Airflow declarative DAGs via YAML.
Compatibility: - Python 2.7 / 3.5+ - Airflow 1.8+ (should work with older versions as well, at least down to 1.7)
- Declarative DAGs in plain text YAML helps a lot to understand how DAG will looks like. Made for humans, not programmers.
- It makes extremely hard to turn your DAGs into code mess. Even if you make complicated YAMLs generator the result would be readable for humans.
- No more guilty about coupling business logic with task management system (Airflow). They now could coexists separated.
- Static analysis becomes a trivial task.
- It's a good abstraction to create your own scheduler/worker compatible with original Airflow one.
Check tests/dags directory for example of DAGs which will works and which won't. Use src/airflow_declarative/schema.py module for the reference about YAML file schema. It should be self descriptive.
Don't be shy to experiment: trafaret-config will help you to understand what had gone wrong and why and where.
To use with current (up to 1.8.2 release) upstream Airflow, you need to provide DAGs via Python file anyway. That should looks something like this:
import os
import airflow_declarative
ROOT = '/usr/local/share/airflow' # here should be yours path, whatever
DAGS = [
airflow_declarative.from_path(os.path.join(root, item))
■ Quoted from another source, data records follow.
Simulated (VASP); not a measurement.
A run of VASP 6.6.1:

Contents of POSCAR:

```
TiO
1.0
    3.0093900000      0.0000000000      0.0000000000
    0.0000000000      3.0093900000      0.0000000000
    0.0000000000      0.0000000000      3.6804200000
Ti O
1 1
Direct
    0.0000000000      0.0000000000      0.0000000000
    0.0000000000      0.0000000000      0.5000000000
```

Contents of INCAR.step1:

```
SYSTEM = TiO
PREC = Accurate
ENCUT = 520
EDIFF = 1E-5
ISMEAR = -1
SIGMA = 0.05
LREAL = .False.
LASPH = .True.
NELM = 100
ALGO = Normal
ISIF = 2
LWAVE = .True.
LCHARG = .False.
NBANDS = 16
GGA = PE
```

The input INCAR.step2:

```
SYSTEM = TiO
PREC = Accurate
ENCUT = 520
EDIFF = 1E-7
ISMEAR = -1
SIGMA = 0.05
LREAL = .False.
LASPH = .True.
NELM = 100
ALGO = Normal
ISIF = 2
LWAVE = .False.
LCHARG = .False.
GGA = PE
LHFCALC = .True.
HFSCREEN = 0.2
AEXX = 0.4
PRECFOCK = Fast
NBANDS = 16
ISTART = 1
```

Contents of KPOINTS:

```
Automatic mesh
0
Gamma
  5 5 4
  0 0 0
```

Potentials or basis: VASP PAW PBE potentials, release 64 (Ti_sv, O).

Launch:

for item in os.listdir(ROOT)
if item.endswith(('.yml', '.yaml'))
]
globals().update({dag.dag_id: dag for dag in DAGS})
And place such file to AIRFLOW_HOME
directory. Airflow will load dags in
old fashion way.
Checkout patches directory for patches against Airflow release to have native
declarative dags support on it. In this case no Python files are need on
AIRFLOW_HOME
path - just put there your YAMLs, they'll get loaded
automagically.